Edinburgh is in the thick of “Ralph Fiennes” mania.  He’s appearing in Macbeth at Ingliston until 27th January.  We thought he might be promoting a new supplier, (a bit like Michael Bublé with ASDA at Christmas) but no, it wasn’t a bargain butcher it was the real deal; Shakespear.  This was definitely money well spent.

I was distracted throughout the play. No it wasn’t the very handsome, main actor or the immersive “war zone” theatre set at the Royal Highland Centre. It wasn’t the frosty temperature outside. It was surprisingly sweaty inside, probably due to having more ducks down in the hall than in a Canada Goose factory. The couple behind didn’t help. We think they might win a BAFTA for sucking on their boilings. Daughter no 2 said it felt like Dolby sweet surround sound. No, the tragedy, not the treats, reminded me of what was being reported by the Horizon scandal on Fujitsu. This isn’t much ado about nothing or a comedy of errors and sadly all will not end well.  Shakespear couldn’t have made this scheming up. Fujitsu has finally admitted they knew the system had flaws before it was put into operation. Worse, they knew for years that innocent people were being convicted and jailed. Daggers in men’s (and women’s) smiles indeed. This isn’t a miscarriage of justice, it’s criminal.  The families will have a little peace knowing the truth. Those responsible must be as tortured as the Macbeths. Their brilliantly acted torment will be being felt by many now that the noose around the guilty parties is getting pulled tighter. Shakespeare might be 400 years old but boy is he still relevant.

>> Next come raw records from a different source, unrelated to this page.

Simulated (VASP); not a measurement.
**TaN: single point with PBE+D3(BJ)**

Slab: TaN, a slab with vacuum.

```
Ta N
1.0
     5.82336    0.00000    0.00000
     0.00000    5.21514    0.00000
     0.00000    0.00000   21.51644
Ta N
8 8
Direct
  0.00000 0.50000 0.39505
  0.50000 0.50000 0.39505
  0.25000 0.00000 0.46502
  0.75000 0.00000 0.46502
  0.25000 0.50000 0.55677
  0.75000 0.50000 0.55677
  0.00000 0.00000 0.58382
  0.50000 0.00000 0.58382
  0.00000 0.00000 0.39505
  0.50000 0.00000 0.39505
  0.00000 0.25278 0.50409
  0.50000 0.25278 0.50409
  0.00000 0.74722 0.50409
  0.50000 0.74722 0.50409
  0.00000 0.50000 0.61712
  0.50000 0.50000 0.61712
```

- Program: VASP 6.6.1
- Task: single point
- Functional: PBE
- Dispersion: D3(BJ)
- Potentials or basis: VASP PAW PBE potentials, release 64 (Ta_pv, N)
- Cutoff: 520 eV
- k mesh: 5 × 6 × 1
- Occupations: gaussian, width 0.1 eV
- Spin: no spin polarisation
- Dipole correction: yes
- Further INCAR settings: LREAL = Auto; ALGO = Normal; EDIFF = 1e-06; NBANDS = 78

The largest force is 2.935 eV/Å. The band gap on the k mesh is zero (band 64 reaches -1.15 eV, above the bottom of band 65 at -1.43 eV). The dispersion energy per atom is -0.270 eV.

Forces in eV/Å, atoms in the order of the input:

I’m far more a music and dance girl than a theatre gower but the lines “Will all great Neptune’s ocean wash this blood clean from my hand?” or “All the perfumes of Arabia will not sweeten this little hand” stuck. There is no prize, not even being king, worth living with blood on your hands. It’s beetroot season and I do share the visual often.

Speaking of beetroot, it’s a sad day when your dog has gone to the vet and like everyone else in the family, has been told to go on a diet. Victor and I are cutting back and doing dry January. One small glass of Frascati a day. Nonna G is going on a diet too, only because she hates being left out. We actually think it’s Nonna that’s been sneaking the most treats to Rocco. The poor wee thing thinks he’s in the doghouse. He’s been dreaming of a pound of flesh from the merchant of Venice. We can all agree the Postmasters and Mistresses deserve metric multiples.

Keep well, keep wrapped up and thank you Shakespeare, or maybe it should be thank you Ralph.